4.3 Dataset Performance

Before analysing the transferability of our datasets, we establish how they perform on their own. We train each optimised architecture with the full 2000 samples of the respective dataset for the number of epochs determined by our hyperparameter optimisation and evaluate them with 5-fold cross-validation. We analyse the influence of the dataset size by training reduced versions of the canonical dataset with 500 and 1000 samples in the same manner. To maintain consistency throughout all of our datasets, we apply our orientational constraint of \(45^\circ \) (see Sect. 3.2) to the real-world data, reducing it to 1073 samples.

Table 2 shows the training results for all examined datasets. The model trained on real-world samples reaches the best overall performance, with an average loss of \(5.5526\times 10^{-4}\). The results of our simulated datasets span from \(7.6861\times 10^{-4}\) loss for the full canonical dataset, to \(1.2258 \times 10^{-3}\) for the randomised-colour set. Our full canonical dataset, as well as its subset of 500 samples, both perform slightly better than their 1000-sample counterpart, although still within each other’s standard deviations, with the full dataset achieving the better score but also a higher standard deviation than the smaller subset. The randomised datasets achieve the worst performances. However, as indicated by the higher standard deviations, their best models are closer to the canonical ones. This difference could be due to the higher difficulty of learning more randomised data. Yet, during hyperparameter optimisation, the randomised-colour data performed better than the other simulated datasets.

All models generate valid poses as defined in Sect. 4.1 for more than 90% of their test cases. Most architectures achieve \(100\%\), barring the ones trained on 1000 canonical samples and randomised camera angles (see Table 2).

Fig. 6.
figure 6

Mean distance error after evaluating each dataset with 5-fold cross-validation (a) and a selection of actual and predicted positions for the best-performing model (b)

By looking at the average distance between the target object and end-effector position, as depicted in Fig. 6a, we can see that the loss does not fully represent the ability to reach the target. As the reached position depends on the combination of all angles, the errors of different motors seem to be able to compensate for each other. All models trained with canonical data reach the object at a closer average distance than the real robot. The smallest subset reaches the target pose around 5 mm closer at 5.68 cm than the real data with 6.19 cm. An increase of samples improves this to 5.59 cm for the 1000 sample subset and 5.21 cm for the full set, though they are also more inconsistent between the different runs at 11.2 mm, 14.1 mm, and 12.3 mm standard deviation respectively. The randomised sets perform about 1 cm worse than the real-world samples with an average distance of 7.35 cm for randomised colours and 7.45 cm for angles, but also have a higher standard deviation of 13.1 mm and 8.5 mm respectively.

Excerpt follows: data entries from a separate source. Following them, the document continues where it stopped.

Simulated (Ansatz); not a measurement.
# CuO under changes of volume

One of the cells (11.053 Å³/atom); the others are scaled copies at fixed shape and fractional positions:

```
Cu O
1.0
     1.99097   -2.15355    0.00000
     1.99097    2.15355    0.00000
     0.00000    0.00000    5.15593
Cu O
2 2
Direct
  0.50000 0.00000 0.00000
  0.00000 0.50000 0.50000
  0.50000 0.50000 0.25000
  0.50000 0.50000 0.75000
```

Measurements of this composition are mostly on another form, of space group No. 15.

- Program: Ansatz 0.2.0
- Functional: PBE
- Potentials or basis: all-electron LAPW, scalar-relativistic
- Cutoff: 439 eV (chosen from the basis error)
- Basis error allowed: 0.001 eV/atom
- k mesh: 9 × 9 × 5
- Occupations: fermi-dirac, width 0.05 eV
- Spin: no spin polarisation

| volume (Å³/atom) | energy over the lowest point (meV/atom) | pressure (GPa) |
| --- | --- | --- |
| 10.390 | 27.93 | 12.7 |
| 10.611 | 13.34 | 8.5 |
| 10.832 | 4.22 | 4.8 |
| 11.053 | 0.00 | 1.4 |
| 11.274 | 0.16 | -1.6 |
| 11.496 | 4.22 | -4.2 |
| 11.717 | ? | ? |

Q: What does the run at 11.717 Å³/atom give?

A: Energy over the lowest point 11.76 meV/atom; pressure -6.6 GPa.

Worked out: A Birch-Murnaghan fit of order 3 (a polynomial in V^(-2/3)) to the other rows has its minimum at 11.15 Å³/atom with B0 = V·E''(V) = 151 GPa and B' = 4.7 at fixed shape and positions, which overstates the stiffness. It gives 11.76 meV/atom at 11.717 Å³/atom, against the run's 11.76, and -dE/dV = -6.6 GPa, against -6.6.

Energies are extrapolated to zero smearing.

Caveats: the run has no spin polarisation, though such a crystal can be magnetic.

The distance error is not evenly distributed across the samples. As seen in Fig. 6b, all predictions gravitate towards the centre of the workspace. For targets closer to the edge of the reachable space, the inaccuracy of the prediction increases. One explanation for this could be that the edges of the reachable space contain fewer samples than the centre. This would coincide with the findings by Kerzel et al. [5] who showed that predictions on the fringes of a workspace converge towards its centre unless the data is sampled from a larger area.

While neither of the models are accurate enough to reliably grasp the target object throughout the entire workspace, we can see that our simulated data can reach similar or better results than the real-world data.

4.4 Sim-to-Real Transfer

After confirming that our simulated datasets can produce models with comparable performance to the real-world data, we analyse how well their success transfers into the real-world application. We train each optimised architecture on the full 2000 samples of the respective simulated dataset for the optimised number of epochs while using our 1073 real-world samples as test set. Each model is evaluated five times to account for deviations between individual runs. As in Sect. 4.3, we also examine reduced subsets at 500 and 1000 samples of our datasets to analyse the influence of the amount of data on the result.

Table 3. Test loss and percentage of valid generated side grasping poses for each examined dataset when tested on real-world data.

Table 3 shows that the test losses of our models increase by an order of magnitude for most datasets when evaluated on real-world data. Our smallest subset of canonical data reaches an average loss of \(2.6830\times 10^{-3}\). Increasing the amount of data seems to negatively affect the transferability of the model, as the average loss increases with larger datasets up to \(8.6718\times 10^{-3}\) for the full canonical set. The standard deviation also becomes incrementally worse. This could be caused by the model overfitting on aspects specific to the simulation which it does not discover when trained with fewer, less redundant samples. Domain randomisation seems to mitigate this effect. Our randomised datasets achieve similar or better results as the small canonical dataset between \(2.1284\times 10^{-3}\) and \(2.6896\times 10^{-3}\), barring the full colour set, which performs slightly worse due to an outlier, as indicated by the higher standard deviation.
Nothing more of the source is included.